Style: Not Your Grandma's Mink

For fur lovers, the 1980s and 1990s were harsh years. Groups like PETA took to splashing ink on minks and parading hideous images of suffering animals outside fashion shows. The 1990s brought a wave of minimalism that forced many to put their pelts on layaway. But lately the controversial clothing has made a roaring comeback. For the fall/winter 2002 shows nearly all the major designers, from Gucci to Jean Paul Gaultier to Dolce & Gabbana, included fur in their collections. "We said, 'There is a phenomenon here,' and we noted it," says Carine Roitfeld, editor in chief of French Vogue, which devoted its September issue to the subject.

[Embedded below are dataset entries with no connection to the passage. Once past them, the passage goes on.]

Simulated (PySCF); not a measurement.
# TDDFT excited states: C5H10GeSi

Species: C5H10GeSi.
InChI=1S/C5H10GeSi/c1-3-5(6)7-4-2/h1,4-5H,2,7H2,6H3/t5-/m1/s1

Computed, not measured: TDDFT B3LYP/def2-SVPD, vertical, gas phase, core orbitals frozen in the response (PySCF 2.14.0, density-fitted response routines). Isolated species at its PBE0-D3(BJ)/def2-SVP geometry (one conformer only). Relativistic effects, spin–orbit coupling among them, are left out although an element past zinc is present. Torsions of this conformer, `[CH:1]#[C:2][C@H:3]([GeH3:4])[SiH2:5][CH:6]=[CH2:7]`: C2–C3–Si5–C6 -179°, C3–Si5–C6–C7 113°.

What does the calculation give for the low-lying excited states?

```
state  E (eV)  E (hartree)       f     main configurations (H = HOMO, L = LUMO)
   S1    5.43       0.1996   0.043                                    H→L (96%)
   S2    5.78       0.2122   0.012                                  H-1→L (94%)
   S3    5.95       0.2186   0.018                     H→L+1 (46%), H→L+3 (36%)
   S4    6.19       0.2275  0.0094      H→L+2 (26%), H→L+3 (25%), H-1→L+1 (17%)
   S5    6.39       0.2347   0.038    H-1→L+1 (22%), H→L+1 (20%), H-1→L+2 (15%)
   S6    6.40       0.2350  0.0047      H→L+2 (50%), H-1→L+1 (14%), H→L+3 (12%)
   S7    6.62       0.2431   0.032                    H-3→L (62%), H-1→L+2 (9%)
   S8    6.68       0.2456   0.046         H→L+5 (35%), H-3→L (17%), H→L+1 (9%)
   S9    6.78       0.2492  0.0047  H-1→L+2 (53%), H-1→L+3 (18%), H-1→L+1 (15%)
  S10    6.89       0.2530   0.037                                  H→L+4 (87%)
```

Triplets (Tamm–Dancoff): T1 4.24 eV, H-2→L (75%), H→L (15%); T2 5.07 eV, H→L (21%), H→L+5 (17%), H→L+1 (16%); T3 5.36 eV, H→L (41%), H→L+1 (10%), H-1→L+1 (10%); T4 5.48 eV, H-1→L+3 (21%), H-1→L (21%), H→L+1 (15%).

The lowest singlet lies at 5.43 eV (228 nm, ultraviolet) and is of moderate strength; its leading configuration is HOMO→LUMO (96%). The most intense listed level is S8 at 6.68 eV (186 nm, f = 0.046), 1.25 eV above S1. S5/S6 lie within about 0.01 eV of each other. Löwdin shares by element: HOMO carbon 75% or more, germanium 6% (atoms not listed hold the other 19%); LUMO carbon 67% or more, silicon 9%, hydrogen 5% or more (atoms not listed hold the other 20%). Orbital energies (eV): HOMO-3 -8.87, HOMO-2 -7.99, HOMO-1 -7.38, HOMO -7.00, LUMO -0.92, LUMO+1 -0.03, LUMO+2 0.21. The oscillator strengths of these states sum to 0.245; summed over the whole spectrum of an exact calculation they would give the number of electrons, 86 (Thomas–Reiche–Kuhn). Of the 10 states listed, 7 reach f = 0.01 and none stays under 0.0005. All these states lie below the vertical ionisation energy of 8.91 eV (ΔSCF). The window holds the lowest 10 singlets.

But the New Fur looks nothing like the old. Gone are the heavy, shapeless, ankle-length coats that could make a woman's knees buckle. Instead, designers rolled out a slew of hip, light and colorful creations at last spring's shows. Jean Paul Gaultier combined fur with jersey fabric in his "rolled pullover"--a cowl-necked top wrapped in mink spirals. For Fendi, Karl Lagerfeld unveiled a full cape of wild fur, draped over a silvery, see-through evening gown. For men, too, there was a surprising array of choices, including Dolce & Gabbana's fur-lined zip-up sweat shirt and a Martin Margiala bomber jacket ("It's very sportswear and less feminine than a cashmere coat," says Roitfeld), as well as numerous accessories, including thick fur scarves.

The trend was sparked by a series of innovations in fur production. New treatment and shearing techniques have allowed designers to leave garments unlined. Sheared mink, for instance, has a velvety feel and is light enough to be fitted to a silhouette--no more of that walking-rug look. Furriers are also experimenting anew with color, sculpting techniques--and even knitting. New York furrier Dennis Basso has created a collection of knitted garments and accessories that have a "whole sweaterlike quality." He's also designed contemporary reversible mink and broadtail coats (fur on one side, suede on the other) that resemble shearlings. Says Bridget Foley, executive editor of W and Women's Wear Daily, "Designers are increasingly using fur the way they might use silk or cashmere or any other fabric." They've also combined fur with other materials, like denim, corduroy and brocade. The new styles have helped bring down the average age of a fur customer to 35, from 48 just two years ago. Says Basso, "For women in their late 20s and 30s, fur is something totally new. And they're experiencing it in a completely new way."

Tip: Women should choose little jackets with a modern cut, or shearlings. Fur vests look great over chunky or fitted turtlenecks. Combine with jeans. For men, stick to simple designs or accessories, like fur-lined coats or chic hats. But even the longhair, ankle-length fur look can be pulled off, says Foley--as long as it's worn with bravado.